I finally dragged myself to go see Farenheit 9/11 tonight, three weeks after it came out and two and a half after everyone and their assorted relatives weighed in on it.
It is a bit of beating a dead horse to talk about the movie at this point, but like most people who’ve seen it, I kind of feel like I have to. If you don’t want to read another word about it, you can skip to the next post….now.
The one problem I have with all of Michael Moore’s movies is that he inserts himself into them far, far too much. His sardonic voice-over takes away the power of what his subjects actually have to say.
But Farenheit takes Moore’s overuse of voice-over to stunning new depths. Just when the film is managing to get a good head of steam going, he breaks in with a “witty” remark, and throws up a new brick wall.
In this movie, it’s not just the voice-over, but the jokey editing (wondering aloud what would have happened if Bill Clinton had done what Bush did, then cutting to torch-carrying villagers) that dooms it for me.
It’s true that there’s nothing too sacred to joke about, but there’s two things about the way it’s done in this film that pissed me off:
1. It’s funnier and more pointed when you give someone enough rope to hang themselves with without going “Look! Look at all the rope!”
2. You can’t constantly be going for the easy laugh and expect people to take your conclusion seriously.
The most specific example of this is the footage of Bush sitting stock still for seven excruciating minutes, continuing a photo-op reading a children’s book rather than excusing himself and leaving.
The footage itself is pretty incredible, especially given the events that it was playing against, which Moore actually makes judicious and tasteful use of, simply showing the fear and sadness of people’s reactions instead of the actual attacks.
But Moore insists on voice-overing what he thinks the president was thinking (including such gems as “Maybe I should have showed up for work more often”). And it’s so fucking obnoxious it takes all the air out of what he’s just shown.
It’s a ploy that’s repeated a number of times in the film, to the great frustration of anyone who desperately wants Bush out of office. By overreaching to make a joke, Moore turns his film into one.

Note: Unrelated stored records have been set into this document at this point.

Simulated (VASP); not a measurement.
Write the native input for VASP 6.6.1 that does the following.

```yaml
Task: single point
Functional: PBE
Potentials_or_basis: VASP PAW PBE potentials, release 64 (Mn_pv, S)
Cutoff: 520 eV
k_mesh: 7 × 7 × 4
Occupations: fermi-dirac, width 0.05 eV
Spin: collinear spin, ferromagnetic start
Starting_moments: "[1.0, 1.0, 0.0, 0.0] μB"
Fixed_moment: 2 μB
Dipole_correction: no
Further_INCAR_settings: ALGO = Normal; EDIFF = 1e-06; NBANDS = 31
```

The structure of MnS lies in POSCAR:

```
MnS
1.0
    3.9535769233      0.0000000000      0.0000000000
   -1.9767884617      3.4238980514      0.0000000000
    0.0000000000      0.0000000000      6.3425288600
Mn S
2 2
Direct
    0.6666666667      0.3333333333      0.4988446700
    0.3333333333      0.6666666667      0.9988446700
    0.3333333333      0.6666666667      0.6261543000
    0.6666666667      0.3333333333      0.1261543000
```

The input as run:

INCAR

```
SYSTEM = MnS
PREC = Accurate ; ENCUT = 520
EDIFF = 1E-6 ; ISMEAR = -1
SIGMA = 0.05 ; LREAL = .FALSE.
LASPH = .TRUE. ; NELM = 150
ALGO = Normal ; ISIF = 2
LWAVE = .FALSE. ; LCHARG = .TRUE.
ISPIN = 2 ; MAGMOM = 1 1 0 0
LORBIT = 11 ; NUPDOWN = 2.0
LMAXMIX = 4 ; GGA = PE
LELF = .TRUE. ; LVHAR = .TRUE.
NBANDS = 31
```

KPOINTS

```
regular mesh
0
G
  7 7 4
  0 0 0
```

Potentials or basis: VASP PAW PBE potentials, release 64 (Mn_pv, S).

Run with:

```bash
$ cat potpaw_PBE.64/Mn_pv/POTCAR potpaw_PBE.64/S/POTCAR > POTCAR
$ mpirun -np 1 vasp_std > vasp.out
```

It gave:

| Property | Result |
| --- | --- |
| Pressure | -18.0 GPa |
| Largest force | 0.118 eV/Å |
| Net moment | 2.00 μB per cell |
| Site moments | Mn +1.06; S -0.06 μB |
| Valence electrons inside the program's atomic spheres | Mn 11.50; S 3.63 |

And he makes this film a lot easier to dismiss as the rantings of a madman, and a lot easier to dismiss it in its entirety instead of addressing the legitimate questions that Moore does raise.
There is a stunning documentary to be made out of this material, and Moore at times comes close to making it (particularly in the segments with the woman from Flint whose son died in Iraq).
But he’s not quite there. And that’s a damn shame.